We believe we have entered a mature stage of the financial cycle amid central bank monetary policy normalisation (more advanced in the US) and decelerating economic growth globally. Protectionist dynamics are also features of this phase of the cycle, while the US fiscal expansion and a capex revival are all forces working to extend it.
The move to a late stage of the cycle is leading to a tightening in liquidity and financial conditions and to potentially more frequent episodes of volatility spikes, such as the one experienced in February. Market swings in 2018 have been the result of this new, less complacent and less directional market, which we expect will continue.

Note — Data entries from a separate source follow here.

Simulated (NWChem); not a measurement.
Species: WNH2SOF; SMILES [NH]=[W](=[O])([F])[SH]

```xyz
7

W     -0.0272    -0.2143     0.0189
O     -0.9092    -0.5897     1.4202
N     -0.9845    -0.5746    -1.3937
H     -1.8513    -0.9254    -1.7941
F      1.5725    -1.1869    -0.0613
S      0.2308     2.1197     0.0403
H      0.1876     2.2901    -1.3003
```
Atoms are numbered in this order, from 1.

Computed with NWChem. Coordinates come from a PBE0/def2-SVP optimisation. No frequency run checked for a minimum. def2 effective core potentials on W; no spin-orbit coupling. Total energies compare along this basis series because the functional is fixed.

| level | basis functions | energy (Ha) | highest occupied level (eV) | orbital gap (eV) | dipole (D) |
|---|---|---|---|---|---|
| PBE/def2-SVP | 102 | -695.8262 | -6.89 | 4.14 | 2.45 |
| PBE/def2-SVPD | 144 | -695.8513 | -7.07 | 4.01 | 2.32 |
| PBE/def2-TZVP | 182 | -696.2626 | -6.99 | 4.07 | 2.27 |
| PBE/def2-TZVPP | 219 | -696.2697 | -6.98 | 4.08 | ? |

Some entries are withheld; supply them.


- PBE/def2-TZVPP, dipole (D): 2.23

In 2018, investors have so far been more cautious on European equities. In fact, while valuations remain relatively compelling, multiple political risks weigh on the appetite for this asset class. In the short term, a series of events will continue to create noise on European assets: country-specific political deadlines, the continuation of trade disputes at least until the US mid-term elections in November, the starting of the campaign for the 2019 European parliament elections and the Brexit negotiations.
With the uncertainty led by this news flow, we believe that European equities are starting to offer pockets of opportunities, especially for stock picking investors. We think that 2019 could mark a comeback to this asset class as global investors reassess the equity opportunities in the markets, with a stronger focus on the quality of companies, diversification of their portfolios and avoiding crowded and overvalued areas. When this occurs, we think that a focus on quality companies that are able to deliver sustainable earnings growth in the future and that are trading at discount levels will be key to exploring market opportunities in Europe.
In our view, the most likely global scenario for the next 12 months is consistent with still-above-potential economic growth, but with it probably peaking and being exposed to vulnerabilities (protectionism and geopolitical risks). With this backdrop, the outlook continues to be positive for earnings globally and in Europe, but with a more balanced growth profile among sectors expected for 2019, hence calling for an increased focus on stock selection within sectors. Looking at valuations, Europe looks relatively attractive – with the price/earnings ratio of MSCI Europe falling well below the 20-year average after a volatile first half of the year.
Key variables to watch in stock picking in Europe will be the currency dynamics and the interest rate outlook. On currency, even if fundamentals continue to support the appreciation of the Euro on a 12-month basis, significant short-term uncertainties remain in place. While the shorter-term volatility in the currency may affect certain names and sectors (such as exporters), we see the underlying economic strength outweighing any currency volatility. The interest rate outlook, with the ECB gradually exiting the ultra-accommodative monetary policy, could benefit value themes and the financial sector, a key sector in Europe. Here selection remains paramount as the sector is undergoing a profound transformation driven by increased regulation.
With still significant dispersion among stocks in Europe, investors should consider embracing an active bottom-up stock picking approach to identify the companies that are better positioned to deliver sustainable earnings growth in this environment. A focus on healthy balance sheets and clear and sustainable business models, plus putting in place appropriate
margins of safety while focusing on attractive valuations, will be key to investing in European equity markets going forward.